Numbers 10 to 20


Numbers 10 to 20 teaches students to recognize the numbers 10 through 20. Students will learn how to sequence the numbers by their value and decompose them into tens and ones. They will also practice writing these numbers numerically and in written format.

The “Options for Lesson” section on the teachers guide provides additional ideas for the lesson. Using a calendar and counting aloud each day in a month is a great way to reinforce two-digit numbers. Writing birthdays in the format of mm/dd/yy is another fun way for students to recognize numbers.

Buy Now For $1.95


What our Numbers 10 to 20 lesson plan includes

Lesson Objectives and Overview: Numbers 10 to 20 teaches students to recognize the numbers 10 through 20. Students will sequence the numbers by value. They will decompose two-digit numbers into tens and ones. Finally, students will fluently write numbers (in both the numeric and written formats) from 0 to 20. This lesson is for students in 1st grade and 2nd grade.

Classroom Procedure

Every lesson plan provides you with a classroom procedure page that outlines a step-by-step guide to follow. You do not have to follow the guide exactly. The guide helps you organize the lesson and details when to hand out worksheets. It also lists information in the yellow box that you might find useful. You will find the lesson objectives, state standards, and number of class sessions the lesson should take to complete in this area. In addition, it describes the supplies you will need as well as what and how you need to prepare beforehand. This lesson requires colored writing utensils.

Options for Lesson

You can take advantage of the suggestions in the “Options for Lesson” section that offers additional activities or ideas to incorporate into the lesson plan. By kindergarten and first grade, students should be familiar with single-digit numbers. Using a calendar and counting aloud each day in a month is a great way to reinforce two-digit numbers. Writing birthdays in the format of mm/dd/yy is another fun way for students to recognize numbers. Whether counting steps to the media center, the number of windows in a building, or pages in a book, incorporating counting in daily experiences reinforces the basic numerical concepts students need to acquire to be good math students.

Teacher Notes

The paragraph on this page gives you a little more information on the lesson overall and describes what you may want to focus your teaching on. It explains that students often have difficulty with abstract concepts of place and place value. This lesson aims to help them advance toward these concepts even though it does not focus primarily on addressing place and place value. The blank lines are available for you to write out any thoughts or ideas you have as you prepare.

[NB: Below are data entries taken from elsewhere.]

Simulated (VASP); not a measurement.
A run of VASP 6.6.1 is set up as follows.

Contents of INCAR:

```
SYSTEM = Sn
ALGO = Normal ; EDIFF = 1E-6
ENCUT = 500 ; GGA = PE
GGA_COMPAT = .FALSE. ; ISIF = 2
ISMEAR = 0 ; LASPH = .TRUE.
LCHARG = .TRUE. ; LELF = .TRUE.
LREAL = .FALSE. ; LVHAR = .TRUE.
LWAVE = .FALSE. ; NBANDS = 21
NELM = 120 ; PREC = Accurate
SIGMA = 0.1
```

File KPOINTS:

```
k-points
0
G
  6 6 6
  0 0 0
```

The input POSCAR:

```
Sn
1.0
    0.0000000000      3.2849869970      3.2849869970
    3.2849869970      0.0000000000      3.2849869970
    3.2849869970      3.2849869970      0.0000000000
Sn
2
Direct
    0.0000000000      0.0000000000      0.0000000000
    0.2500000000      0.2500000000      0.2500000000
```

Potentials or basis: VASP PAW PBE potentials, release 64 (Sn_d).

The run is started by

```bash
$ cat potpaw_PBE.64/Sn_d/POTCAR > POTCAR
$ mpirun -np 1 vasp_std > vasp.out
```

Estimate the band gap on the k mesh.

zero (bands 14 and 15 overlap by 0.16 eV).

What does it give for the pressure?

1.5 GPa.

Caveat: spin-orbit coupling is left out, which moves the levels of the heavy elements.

The Numbers 10 to 20 lesson plan contains four content pages. In an effort to help students engage with the content, these pages are interactive. The first page introduces students to the written format of numbers 1 to 10. Students will then spell out those numbers in the box on at the top of the page. Next, they will count stars (10 total stars) and answer the questions below.

On second page, students will count more stars (this time 20). They will read aloud numbers 1 to 20 then spell them out on the dotted lines at the bottom of the page. This will provide them practice in recognizing the numbers in order and in both numerical and written formats.

The third page prompts students to count backward from 20 to 0. At this point, the lesson moves into place and place value. Students will count squares (15 squares) and circle 10 of them, then the remaining 5. They will see that there is a 1 in the left box and a 5 in the right box. The 1 represents 10 in the tens place and the 5 represents 5 in the ones place to make 15.

Students will look at the numbers 10 to 20 and write them in the boxes at the bottom of the page. On the final page, they will look at the number 9 as 09 in the boxes. There are 0 tens and 9 ones. Again they will count squares (10 squares), write that number in the boxes, then write it as a word. Finally, they will draw 11 or more shapes of their choice in the box at the bottom of the page. They will spell the number of shapes they drew and write it numerically in the boxes.


The Numbers 10 to 20 lesson plan includes three worksheets: an activity worksheet, a practice worksheet, and a homework assignment. Each one will reinforce students’ comprehension of lesson material in different ways and help them demonstrate when they learned. Use the guidelines on the classroom procedure page to determine when to distribute each worksheet to the class.


For the activity, students will cut out the 10 digits at the top of the page. They will see how many numbers they can make that are greater than nine and write each one in the box. Then they will draw 20 shapes at the bottom of the page and describe how many tens there are an how many ones.


The practice worksheet requires students to write, spell out, or draw numbers. There are three columns, one for numerical values, one for numbers spelled out, and one for shapes. Whichever columns are empty, students must write, spell, or draw in shapes for that number.

For instance, the first row has 12 in the numerical column. So students will spell out the number 12 and then draw 12 shapes. The third row has 15 triangles, so students will write 15 and spell out the number 15.


Students will cut out all the numbers 0 through 20 and put them in the correct order. Then they will paste them on a separate sheet of paper.

Worksheet Answer Keys

The final page of the lesson plan document is an answer key for the practice worksheet. Correct answers are in red to make it easy to compare them to your students’ responses. If you choose to administer the lesson pages to your students via PDF, you will need to save a new file that omits this page. Otherwise, you can simply print out the applicable pages and keep this as reference for yourself when grading assignments.